Proposed approach: The research focuses on social-distancing between people through video frames as dataset. The datasets are obtained from existing library and programming language used is python. Faster RCNN is used for developing the model with detectron2. Object detection algorithm is used to differentiate humans (people) from other classifications. The approach proposed is represented through flow-diagram in the following section.

Flow-diagram: The flow-diagram (refer to Fig. 1) represents the research approach in detailed manner:

Fig. 1

Flow-chart of proposed research.

Proposed Architecture: Among the R-CNN, faster R-CNN and fast R-CNN, faster R-CNN is viewed and identified as effective in terms of performance. Though there are numerous methods and approaches in object detection using machine language based deep learning, faster R-CNN with Detectron based algorithm has been proved to be effective than the previous models [18].

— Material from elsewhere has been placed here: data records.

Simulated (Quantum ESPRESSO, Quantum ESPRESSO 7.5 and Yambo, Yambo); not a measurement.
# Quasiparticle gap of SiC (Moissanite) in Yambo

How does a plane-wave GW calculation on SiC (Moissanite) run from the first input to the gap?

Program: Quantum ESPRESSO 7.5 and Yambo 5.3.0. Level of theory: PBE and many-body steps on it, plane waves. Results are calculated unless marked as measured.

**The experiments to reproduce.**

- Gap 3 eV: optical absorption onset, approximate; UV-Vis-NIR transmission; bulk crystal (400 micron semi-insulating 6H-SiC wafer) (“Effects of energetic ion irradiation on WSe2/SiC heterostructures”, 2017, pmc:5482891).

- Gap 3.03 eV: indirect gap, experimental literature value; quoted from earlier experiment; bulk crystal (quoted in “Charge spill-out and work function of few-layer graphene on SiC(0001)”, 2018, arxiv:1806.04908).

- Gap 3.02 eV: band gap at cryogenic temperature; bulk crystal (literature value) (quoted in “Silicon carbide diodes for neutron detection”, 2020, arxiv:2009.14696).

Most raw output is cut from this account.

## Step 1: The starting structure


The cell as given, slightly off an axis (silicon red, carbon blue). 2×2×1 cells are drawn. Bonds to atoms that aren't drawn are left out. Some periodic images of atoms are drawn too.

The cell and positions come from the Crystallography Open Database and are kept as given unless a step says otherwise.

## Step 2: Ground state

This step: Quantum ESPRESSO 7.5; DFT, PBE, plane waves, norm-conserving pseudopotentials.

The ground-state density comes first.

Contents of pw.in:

The architecture (refer to Fig. 2) is developed with faster R-CNN. The reason for adopting and utilizing faster R-CNN as the backbone in the developed model is for its features namely: accuracy, precision and speed. The developed model architecture includes 5 Convolutional layers with a configuration of 128, 256, 512 and 1024. The research includes deep learning with 8layers of ReLU activation function. 3*3Conv Kernel size has been adapted.

Fig. 2

Architecture of the customized detectron2 with RCNN model.

The image is fed as input in the first layer of proposed detectron model with image size of 224x224x3. In the middle layer of the model, 2d convolutional, batch normalization ReLU and max-pooling are included. The convolutional layer here maps image features, where the filter is set-as 5x5. The width along with height of image in regions, is defined through filters. In regularizing model and eradicating the overfitting challenge/issue, the batch normalization is included in the model as middle layer. Later, the ReLU loss-function is used in the neural-network to introduce non-linearity. Finally, the max-pooling were included to obtain down-sampled images in pooling-region.

The stride-size is set at 2x2. Detectron2 ResNet50 is utilized for object detection in the model with similar layers.

Based on the architecture the study adopts the following schematic representation (refer to Fig. 3). The image is passed through the convolutional layers (Backbone network) where RPN transforms the image as feature maps. In the transformation RPN (Regional proposal network) identifies the regions with objects known as ‘proposals’. Identified proposals will be examined for feature extraction, with RPN as backbone network. If there are no proposals found, the ROI extracts features directly from RPN and passes on to classifier for object detection network layer. Thus the faster-RCNN in this research is developed for object detection along with Detectron.

Fig. 3

RCNN schematic diagram.

Model developed in Classifying Social Distancing: In the developed model the following algorithms were used:

RCNN: The faster R-CNN for the social-distancing and object detection is carried through the following algorithm:

Step 1: Initially, cloning the repository for the Faster R-CNN implementation is carried out;

Step 2: The folders (training datasets and testing datasets) along with the training file (.csv) is loaded to the cloned-repository;

Step 3: Next,.CSV file is converted into.txt format/file with new set of data-frame and the model is then trained using train_frcnn.py as file in python keras;

Step 4: Finally, the outcomes i.e. the predicted images with detected objects as per the norms in the codes and the results are saved in a separate folder as text images with bounding box.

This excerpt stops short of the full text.